NEW YORK -- Martha Holmes, a former Life magazine photographer known for her signature pictures of famous people including painter Jackson Pollock and film stars Humphrey Bogart and Lauren Bacall, has died. She was 83.
Ms. Holmes died at home in Manhattan on Sept. 19, said Bobbi Baker Burrows, a Life picture editor who worked with Holmes. She said family members had reported that the death was from natural causes.
A native of Louisville, Ky., Ms. Holmes was hired by Life in 1944 from The Courier-Journal in Louisville, after another Life photographer on assignment there noticed her work.

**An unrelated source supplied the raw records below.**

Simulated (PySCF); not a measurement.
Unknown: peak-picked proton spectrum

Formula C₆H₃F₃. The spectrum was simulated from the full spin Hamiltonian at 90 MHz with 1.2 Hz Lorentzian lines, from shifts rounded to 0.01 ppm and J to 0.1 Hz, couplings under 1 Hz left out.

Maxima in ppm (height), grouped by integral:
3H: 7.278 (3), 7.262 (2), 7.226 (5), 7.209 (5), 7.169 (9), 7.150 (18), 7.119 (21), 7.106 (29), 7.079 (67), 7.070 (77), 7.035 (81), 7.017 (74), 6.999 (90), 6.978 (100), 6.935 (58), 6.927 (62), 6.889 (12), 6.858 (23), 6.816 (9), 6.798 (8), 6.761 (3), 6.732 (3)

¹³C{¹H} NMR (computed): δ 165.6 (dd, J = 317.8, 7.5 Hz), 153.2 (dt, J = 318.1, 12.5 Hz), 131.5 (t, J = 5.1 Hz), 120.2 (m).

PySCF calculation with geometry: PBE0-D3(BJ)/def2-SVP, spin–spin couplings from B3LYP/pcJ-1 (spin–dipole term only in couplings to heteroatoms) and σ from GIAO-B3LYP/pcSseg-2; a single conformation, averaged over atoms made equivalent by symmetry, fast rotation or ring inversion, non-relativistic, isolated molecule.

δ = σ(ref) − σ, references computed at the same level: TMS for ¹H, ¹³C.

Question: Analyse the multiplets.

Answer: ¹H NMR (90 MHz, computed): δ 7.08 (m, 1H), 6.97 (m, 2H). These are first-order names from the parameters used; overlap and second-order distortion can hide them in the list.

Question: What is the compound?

She was the third female addition to the magazine staff and worked mainly out of Los Angeles, Washington, D.C., and later New York.
``Martha Holmes was a rarity among professional photographers, because everybody liked her," former Life managing editor Ralph Graves said in a statement. ``She made people feel she cared just as much about them as she did about getting her pictures."
In 1949, Ms. Holmes photographed Pollock at work with a cigarette dangling from his mouth.
The image became a US postage stamp, ``with the cigarette airbrushed out," Burrows said.
Ms. Holmes depicted Bogart and Bacall standing by a table at a House Un-American Activities Committee hearing on Communist influence in Hollywood in 1947, CBS newsman Edward R. Murrow driving a tractor on his Connecticut farm, and Eleanor Roosevelt walking in woods with a group of orphans. Other notable subjects were the United Mine Workers president, John L. Lewis; Groucho Marx, the comedian; Louis Armstrong, the jazz immortal; and Frank Sinatra.
``Above all, Martha Holmes was a photographer of people," Burrows said. ``She sought to bring out the personal side of public figures."
She was married for 46 years to Arthur Waxman, a theatrical executive and early general manager of the Actors Studio. Waxman died in 1998.![]()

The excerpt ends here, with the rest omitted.